Role: As TPM at Together AI, you will be at the core of building, optimizing, and scaling the global GPU resources needed for a pioneering AI infrastructure company. Your role is crucial in ensuring that the backbone of our AI models, thousands of GPUs distributed around the world, operates efficiently and reliably, enabling cutting-edge AI advancements that democratize access to AI technology globally. You will play a critical role in streamlining our workflows, improving collaboration and communication between internal and external teams, and enhancing our overall ability to deliver high-quality products and services. You’ll have the opportunity to shape the future of AI infrastructure, working alongside top engineers, researchers, and innovators to power the next generation of AI-driven solutions.
Requirements
- 7+ years of experience in technical program or project management, with a focus on large-scale technology deployments.

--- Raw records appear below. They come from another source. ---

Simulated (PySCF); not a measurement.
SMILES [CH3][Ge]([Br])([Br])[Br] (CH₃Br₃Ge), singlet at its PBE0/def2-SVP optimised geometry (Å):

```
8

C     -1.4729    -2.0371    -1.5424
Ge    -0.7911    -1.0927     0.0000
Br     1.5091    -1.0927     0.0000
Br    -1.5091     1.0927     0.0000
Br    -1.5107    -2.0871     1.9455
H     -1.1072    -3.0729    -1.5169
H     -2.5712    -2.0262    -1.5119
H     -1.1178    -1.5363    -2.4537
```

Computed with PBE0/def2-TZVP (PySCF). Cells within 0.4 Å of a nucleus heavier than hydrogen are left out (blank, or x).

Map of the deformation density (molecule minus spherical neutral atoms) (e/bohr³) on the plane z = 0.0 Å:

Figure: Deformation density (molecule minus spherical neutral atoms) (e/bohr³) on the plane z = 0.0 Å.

- A technical background, with demonstrated ability to engage on technical topics - typically demonstrated by an Engineering degree or equivalent technical experience.
- Experience with cloud computing platforms, decentralized cloud infrastructure, and/or similar large-scale technology deployments.
- Experience with cloud-based technologies, such as AWS, Google Cloud, or Azure, and distributed systems, including containerization and orchestration tools.
- Knowledge of data center operations, including power, cooling, and networking systems.
- Excellent communication and project management skills, with the ability to work effectively with external vendors and internal stakeholders.
- Strong process management skills, with experience in developing and implementing processes to ensure efficient and effective deployment of large-scale infrastructure.
- Experience working in a fast-paced, dynamic environment, with a proven track record of driving results and delivering complex programs and products.
- Ability to thrive in a collaborative environment involving different stakeholders and subject matter experts.
- Strong analytical and problem-solving skills, with the ability to identify and mitigate risks.
Responsibilities
- Develop and execute strategic plans for large-scale GPU cluster deployments, ensuring that all deployments are delivered on time, within budget, and to the required quality standards.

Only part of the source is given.